Mark Warner Bribed Me, and All I Got Was This Laundry Bag
I went to the Warner Party atop the Stratosphere telling people this: "Mark Warner is trying to bribe us and to that I say, keep trying Mark, try harder!" No one was going to get me to not go to that party and I'm glad I went. They poured me a 12 oz Scotch for God's sake.
Unfortunately it worked against them because after that Scotch I couldn't remember what I had been bribed to do. However, I will say this, I forgot to take a laundry bag to Las Vegas and the next day Marc Warner gave my travel companion a laundry bag shaped like a t-shirt with his face and the US flag on it, which I appreciate. I couldn't take it myself because I was sleeping off that Scotch and subsequent MLW beer in the Circus Circus tower.
Thank you Mark Warner, Maryscott O'Connor and Adam Crocker.
released from MLW
Such parties do not curry favor... they are like a party thrown by a business, like Microsoft, and if you ever throw those type of parties, I promise you will be shocked how thankful people are not.
It's exposure, like an ad, yes, I know what Mark Warner is about now, he got his name out there, and that's all Mark Warner needed. It was a good idea. Not only do I not begrudge him that, I thank him for the party, and I do appreciate that he acknowledges the net as an important media, however far he goes now in his campaign, that validation of the blogs can only be enhanced.
Not that we needed it, but it shows some sense, I think, however he's come to the idea (jerome). He didn't want better blog coverage from the hundreds at his party, that's not the kind of odds he's playing. Just by branding himself so noticeably, he bought an advert by throwing a party at our trade show, and that is, after all, what these sorts of thing sell to interested companies (or candidates in our case). We get a free party in the meanwhile, something to talk about --- because it was fun.
The people you might have to worry about are the big boys of blogging, that's different. Parties for people voting on legislation you'll make and lose money on... that is different.
We might as well encourage them to do throw these bigger public parties which have the advantage of happening in the open, and having less commitment associated with them. We might as well realize they pay their $100,000 to create buzz, it's money with which they would otherwise buy a full page ad in the New York Times. We don't have to feel bought off. But remember, it's cool to bite the hand that feeds you, and it's best to be circumspect in politics.
I'm glad there was talk about it and against it, about what it means, and I hope every time there is such a party there is such feedback, it's too easy to just eat and look out from the tower 1000 feet above the city way below and think it's good to be up there and away. It's easy to want to just "stay away" metaphorically.
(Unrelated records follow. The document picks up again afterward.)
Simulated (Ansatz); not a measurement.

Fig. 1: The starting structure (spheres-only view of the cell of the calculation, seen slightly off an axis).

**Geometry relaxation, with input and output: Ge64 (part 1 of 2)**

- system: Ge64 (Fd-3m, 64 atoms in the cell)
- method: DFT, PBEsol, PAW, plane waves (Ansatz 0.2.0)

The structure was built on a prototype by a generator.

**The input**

But the elitism, the selling out, the feeling of access, that's not about being at the top of that tower, that's about if you never come down. Do you live away up there in that tower? When you get face time with political celebrity, that's fine, unless it takes up all YOUR face time so that you leave the world that motivated you, so you leave the people that also need your contact. Do you go there and stop talking to the people you "represent"? Have you left the culture you aimed to promote and support? If not, then all is well, and we can all still work for a healthy nation, together.